He had to completely shift his training for his goal of victory in Hawaii 2016. Prior to the start of preparations, Raelert explains in an interview with ISPO.com how he's mastering the balancing act between family and high-performance sports.
ISPO.com: Mr. Raelert, the past few months have been very emotional for you, haven't they?
Andreas Raelert: It was an intense few months, but after Ironman Hawaii I was able to sort of block out the triathlon world. There were familial things for me to do that were more important, and especially more beautiful. Being a father is very mesmerizing, and the situation is still sort of unfamiliar. Everyday life has a complete grip on us, and I'm having a crack at the opportunity to be there and to support it as best I can. Being a father is a big challenge, but more beautiful than I imagined. I'm looking forward to everything that's to come, and I'm feeling really good.
How are you dealing with these intense experiences?
When I think of second place at Ironman Hawaii, on that one day in October 2015, these moving moments are still very present. On that day the triathlon was all that mattered to me, and nothing else. I'm going to keep working on realizing my dream and still win the Ironman Hawaii – maybe together with my brother. Apart from this triathlon world, the focus with my family and my son is set completely differently now. The birth of our son has been a great gift for us. A good friend and German performance swimmer described it to us very well: "As a young father, I had unbelievably little sleep, and the conditions weren't the very best. But from an athletic perspective, it was my best and most successful year." I think that I can take exactly that motivation into the triathlon in the next few years.
Mental strength as a guarantee for success
With Jan Frodreno and yourself, two expectant fathers stood on the podium in Kona in 2015. One could assume that your new missions in life are optimal preconditions for top placement at Ironman Hawaii. Will we one day witness an Andreas Raelert who deals with his races with even more focus, and once again takes masterful victory?
I hope so, because last season was really something special. I have the great fortune that my entire environment and my family support me and give me enough space, but then also demand that I be involved. It's good to know that, apart from the triathlon, a whole other world is waiting for me.
Your path back to the top of the world was also a trial of patience, after injuries and some setbacks. This summer you'll be turning forty, how long will you be able to join in up there?
As long as I still have fun, not just filling in the starter field and as long as my dream doesn't become unrealistic, I'd like to keep going. That I carry more responsibility now and have to design my training more efficiently and plan even better is a big advantage. Above all, I have to better allot my time.
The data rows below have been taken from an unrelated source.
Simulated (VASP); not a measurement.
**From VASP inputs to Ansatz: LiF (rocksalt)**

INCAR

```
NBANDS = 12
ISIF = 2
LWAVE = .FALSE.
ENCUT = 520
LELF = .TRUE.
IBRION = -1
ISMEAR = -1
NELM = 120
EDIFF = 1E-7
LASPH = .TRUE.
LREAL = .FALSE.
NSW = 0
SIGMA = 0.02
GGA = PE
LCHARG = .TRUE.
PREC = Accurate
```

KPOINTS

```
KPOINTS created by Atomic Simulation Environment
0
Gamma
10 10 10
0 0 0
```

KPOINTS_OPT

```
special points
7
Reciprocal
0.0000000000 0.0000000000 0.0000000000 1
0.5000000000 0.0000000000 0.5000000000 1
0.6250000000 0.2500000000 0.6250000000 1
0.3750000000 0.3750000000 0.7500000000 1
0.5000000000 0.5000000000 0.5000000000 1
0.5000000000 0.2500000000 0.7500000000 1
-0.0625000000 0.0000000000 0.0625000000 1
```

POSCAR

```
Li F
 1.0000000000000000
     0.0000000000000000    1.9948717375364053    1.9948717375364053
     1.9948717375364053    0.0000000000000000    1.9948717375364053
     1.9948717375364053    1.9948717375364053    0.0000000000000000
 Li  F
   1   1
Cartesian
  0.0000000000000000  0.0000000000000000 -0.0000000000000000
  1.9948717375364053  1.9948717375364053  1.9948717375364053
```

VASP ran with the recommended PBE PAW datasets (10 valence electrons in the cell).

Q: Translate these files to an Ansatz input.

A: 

That means that you'll be training primarily in Rostock again, while your brother Michael abides in the training camp in warm, far-off Asia?
At the moment I'm training at home in all weathers, just like many years ago. Of course, that's a big difference. Last year I was on the move for 300 days, and at this point I was already in the third training camp with Michael. My new life with my family at home is different to be sure, but very nice, and it works well.
My family gives me strength for the sport
What do these several changes mean for your everyday life and for your training as a triathlon pro?
Until now, triathlon took up 24 hours of my life every day, and it will continue to stay that way. What's new is making space for yourself and at the same directing yourself towards family life. I know that I'm facing a new challenge, my greatest challenge. Everyday day will show me how everyday life and my duties as a father can best be reconciled with my triathlon training anew. That also gives me a lot of strength to realize my goals as a triathlete.
Among insiders, you're considered a heavy trainer. With the new double load, how do you divide your strengths to still generate high performances in your seasoned training age?
Physically, I feel extremely fit, but especially very mentally fresh to meet these new challenges. I was able to best prove that last year. Sure, my body doesn't condone quite so many extreme units any more, and I have to pay attention to my regeneration as well as work on my effectiveness. The training volume is still at a record level, but I take recreation days more often. Otherwise, everything's the same.
In the past few years, you've always had to qualify for Kona in stoppage time. In 2016, you're in the comfortable situation of already having brought along several points through second place. Will that be of use to you?
I'll be starting at Ironman Frankfurt in the summer and would also like to qualify then. But my focus is very clearly on Kona and Ironman Hawaii.